Superannuation guarantee Tax – Roy Morgan Research Pty Ltd v FCT 2011

Section 51 (ii) of the Constitution authorises the Commonwealth Government to make laws on taxation. It may be argued that the Commonwealth Government uses this power to encroach on areas of the economy that fall under State jurisdiction by imposing a tax if a person does not follow a Commonwealth rule that might be outside the Commonwealth’s constitutional power. Taxpayers could resist these imposts by arguing they are not taxes but levies. These are called “ultra vires” beyond the power of the Commonwealth Parliament.

Roy Morgan Research Pty Ltd v FCT [20110 HCA 35; 244 CLR 97; 80 ATR 1; 2011 ATC 20-282 (Full High Court)

Facts: The taxpayer in Roy Morgan was a market research company that argued its interviewers were independant contractors and not employees and, in the alternative, that in any case the superannuation guarentee charge was unconstitutional as it was not a tax but rather a charge to benefit employees.
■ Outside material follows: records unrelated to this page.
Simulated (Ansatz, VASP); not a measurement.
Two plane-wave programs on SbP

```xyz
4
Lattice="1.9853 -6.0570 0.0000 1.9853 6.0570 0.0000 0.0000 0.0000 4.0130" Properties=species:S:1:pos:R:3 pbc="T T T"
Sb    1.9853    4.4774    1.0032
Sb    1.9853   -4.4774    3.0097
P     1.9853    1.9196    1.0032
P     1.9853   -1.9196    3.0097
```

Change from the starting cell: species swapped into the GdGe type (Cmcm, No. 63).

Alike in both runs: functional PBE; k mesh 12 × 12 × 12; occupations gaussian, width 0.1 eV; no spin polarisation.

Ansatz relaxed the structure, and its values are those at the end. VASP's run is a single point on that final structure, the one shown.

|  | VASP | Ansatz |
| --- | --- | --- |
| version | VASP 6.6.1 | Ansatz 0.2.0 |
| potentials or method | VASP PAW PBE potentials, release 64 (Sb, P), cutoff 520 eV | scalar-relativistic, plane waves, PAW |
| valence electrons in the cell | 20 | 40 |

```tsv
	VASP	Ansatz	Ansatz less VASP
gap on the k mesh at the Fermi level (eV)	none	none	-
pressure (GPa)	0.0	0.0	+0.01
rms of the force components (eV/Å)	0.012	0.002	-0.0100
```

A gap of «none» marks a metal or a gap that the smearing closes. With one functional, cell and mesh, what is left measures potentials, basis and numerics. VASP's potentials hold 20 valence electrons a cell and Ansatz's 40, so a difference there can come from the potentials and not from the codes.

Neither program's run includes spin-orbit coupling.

Decision: The decision of the High Court turned on the meaning of a “tax” within the Constitution and whether the amounts paid to the Commonwealth were spent on ” purposes”. The definition of a tax then was “a compulsory exaction of money by a public authority for public purposes, enforceable by law”. 

Rulling: In favour of the tax: a tax does not cease to be valid merely because it regulates, discourages, or even definietely deters the activities taxed, even if the revenue obtained is negligible or the revenue purpose of the tax is of secondary importance.